The recent United Nations Global Call to Protect Religious Freedom became a continuing venue for President Trump and his Christian evangelistic coterie to manipulate the term “Religious Freedom.” Trump announced the formation of a coalition of U.S. business leaders meant to “encourage the private sector to protect people of all faiths in the workplace.”
These words, of course, sound quite good for the concept of freedom and equality. Trump has proven he has no respect for words and their common meaning, however. He does have respect for application under global statements where he can create his own subservient purpose through a specific application. Religious freedom, as that term was originally used, was synonymous with freedom of religion, the basic right to choose which deity (if any) to worship. Our Founding Fathers in drafting the First Amendment of the Bill of Rights saw fit to leave that right of worship to the conscience of the individual mind.
However, President Trump with his Christian evangelical advisors, as they so often do on other issues, speak the words we can all agree with but in the application perform the opposite. The phrase “religious freedom” and its variation “religious liberty” have been hijacked and twisted from their original meaning into disingenuous code words referring to a self-drawn license to discriminate and control other people’s lives in the name of the Christian religion. These terms are now a euphemism for a mandate to control the thoughts, reasoning, beliefs and lives of others on a Christian fundamentalist framework through state and federal government support.

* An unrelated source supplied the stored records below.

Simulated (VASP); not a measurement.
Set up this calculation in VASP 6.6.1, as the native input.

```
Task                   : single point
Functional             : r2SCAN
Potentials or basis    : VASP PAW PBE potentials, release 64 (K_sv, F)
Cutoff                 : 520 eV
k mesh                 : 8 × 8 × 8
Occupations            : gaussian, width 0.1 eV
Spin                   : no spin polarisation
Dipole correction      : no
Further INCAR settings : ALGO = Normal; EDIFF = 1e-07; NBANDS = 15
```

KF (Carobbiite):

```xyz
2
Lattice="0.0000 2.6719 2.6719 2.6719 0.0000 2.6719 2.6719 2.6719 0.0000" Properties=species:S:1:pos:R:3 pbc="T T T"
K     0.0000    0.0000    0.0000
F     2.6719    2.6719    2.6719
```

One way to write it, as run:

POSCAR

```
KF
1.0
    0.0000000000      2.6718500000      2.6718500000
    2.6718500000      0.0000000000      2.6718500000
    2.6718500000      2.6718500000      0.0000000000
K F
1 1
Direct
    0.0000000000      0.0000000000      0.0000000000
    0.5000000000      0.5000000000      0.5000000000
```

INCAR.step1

The use of these phrases, now, at least in America, is a manifestation of a persecution complex inherent in Christian religion. It allows the Christian perpetrators and advocates of intolerance and oppression to portray themselves as victims whose basic rights are violated by any movement of equal rights for other demographics, e.g., birth control, LGBTQ individuals being able to marry the person of their choice, health care or religious denial thereof, or be protected from workplace discrimination, women making their own decisions on abortion, transgender individuals living as their identified gender, unmarried individuals having sexual freedom, or students being forced to undergo intelligent design lessons, or participate in school prayer. “Religious freedom” as used by Trump and his base is less about advancing true freedom of religion and equality than about undermining these very principles as they pertain to others.
In 2016, under the Obama administration, the Chairman of the U.S. Civil Rights Commission wrote in a government report that “the phrases ‘religious liberty’ and ‘religious freedom’ will stand for nothing except hypocrisy so long as they remain code words for discrimination, intolerance, racism, sexism, homophobia, Islamophobia, Christian supremacy, or any form of intolerance.”
In 2017, the Trump administration designed a so-called “religious liberty” program through the powerful presidential executive order authority (he has used numerous executive orders to establish Christian supremacy through government control). Sure enough, the application of this “religious liberty” program uses the program for further entrenching Christian privilege and the ability to discriminate against LGBTQ individuals, women, and children in foster care and using government money to back it up.
Government in America whether state or federal should not be involved in religion. We should all be free.